Wow, this one touched me and I think this is a positive when one looks at it the right way, which is unique for all of us. My entire life my path has been different. The only times I have felt truly lost were the times I was walking what I thought was “the path!”
I’m sure you know what I mean, the spouse chosen to fit a preconcieved notion of what our spouse should be. Then, the children, the activities, the two cars, the apartment, the house, the bigger house, the acquisition of things and realizing that this isn’t your journey. This is followed by the unraveling of that path, stopping dead in your tracks! You looking around and not recognizing the surroundings, you’re lost!
Only then do you start to try and find your road, and myself I was so far lost that getting back onto my path required me take so many unfamiliar roads. I’ve only recently realized that I can’t judge my success by the ability of others to read a compass. I have to be happy with my journey and be happy that I am putting on so much mileage. When I was lost I wasn’t moving. I was spinning my wheels. For so many years after I was getting frustrated at the pace that everyone around me seemed to find their way. That isn’t me, that isn’t my path. I can’t just find a road and throw on the cruise-control. I yearn the feeling of driving, accelerating, slowing down, taking a tight turn and feeling the wind in my hair. I am most alive when I’m taking my journey offroad.

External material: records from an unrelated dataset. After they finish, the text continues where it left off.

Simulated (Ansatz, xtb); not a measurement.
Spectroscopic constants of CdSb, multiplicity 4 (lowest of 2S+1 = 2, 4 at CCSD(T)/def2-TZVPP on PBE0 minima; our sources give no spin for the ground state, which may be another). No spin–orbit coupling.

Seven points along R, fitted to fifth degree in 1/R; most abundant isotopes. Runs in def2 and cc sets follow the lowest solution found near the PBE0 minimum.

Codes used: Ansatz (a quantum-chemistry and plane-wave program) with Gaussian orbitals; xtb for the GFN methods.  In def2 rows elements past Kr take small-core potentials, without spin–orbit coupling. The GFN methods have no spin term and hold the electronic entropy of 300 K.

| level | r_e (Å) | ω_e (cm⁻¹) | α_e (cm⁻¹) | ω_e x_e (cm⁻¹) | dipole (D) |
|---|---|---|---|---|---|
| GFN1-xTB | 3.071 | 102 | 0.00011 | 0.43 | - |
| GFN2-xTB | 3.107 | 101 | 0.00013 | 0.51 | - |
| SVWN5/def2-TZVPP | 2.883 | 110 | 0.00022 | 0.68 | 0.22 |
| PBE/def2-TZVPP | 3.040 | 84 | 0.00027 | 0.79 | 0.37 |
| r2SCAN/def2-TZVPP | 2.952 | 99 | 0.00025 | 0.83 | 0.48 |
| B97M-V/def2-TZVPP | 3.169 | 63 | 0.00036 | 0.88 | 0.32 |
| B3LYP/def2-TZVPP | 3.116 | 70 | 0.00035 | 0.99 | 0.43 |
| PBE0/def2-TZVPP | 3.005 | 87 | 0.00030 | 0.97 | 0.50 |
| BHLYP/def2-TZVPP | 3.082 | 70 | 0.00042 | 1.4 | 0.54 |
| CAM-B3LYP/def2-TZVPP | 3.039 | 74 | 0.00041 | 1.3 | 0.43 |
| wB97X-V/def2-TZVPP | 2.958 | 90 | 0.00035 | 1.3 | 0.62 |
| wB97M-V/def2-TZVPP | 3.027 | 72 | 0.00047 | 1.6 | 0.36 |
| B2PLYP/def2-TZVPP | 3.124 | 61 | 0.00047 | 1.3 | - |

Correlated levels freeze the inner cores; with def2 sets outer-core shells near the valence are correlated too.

The point is, to find my happiness, find my path and really live, I have to accept that no two paths are the same and that I can’t measure mine by any comparison to those around me. I’m unique, we are all unique. It is ok to be where I am, that the passion, happiness and energy comes from just traveling with no agenda. For me, screw the map, I’m making my own way. And to those that are with me, buckle up and enjoy the ride. This will continue to be fun.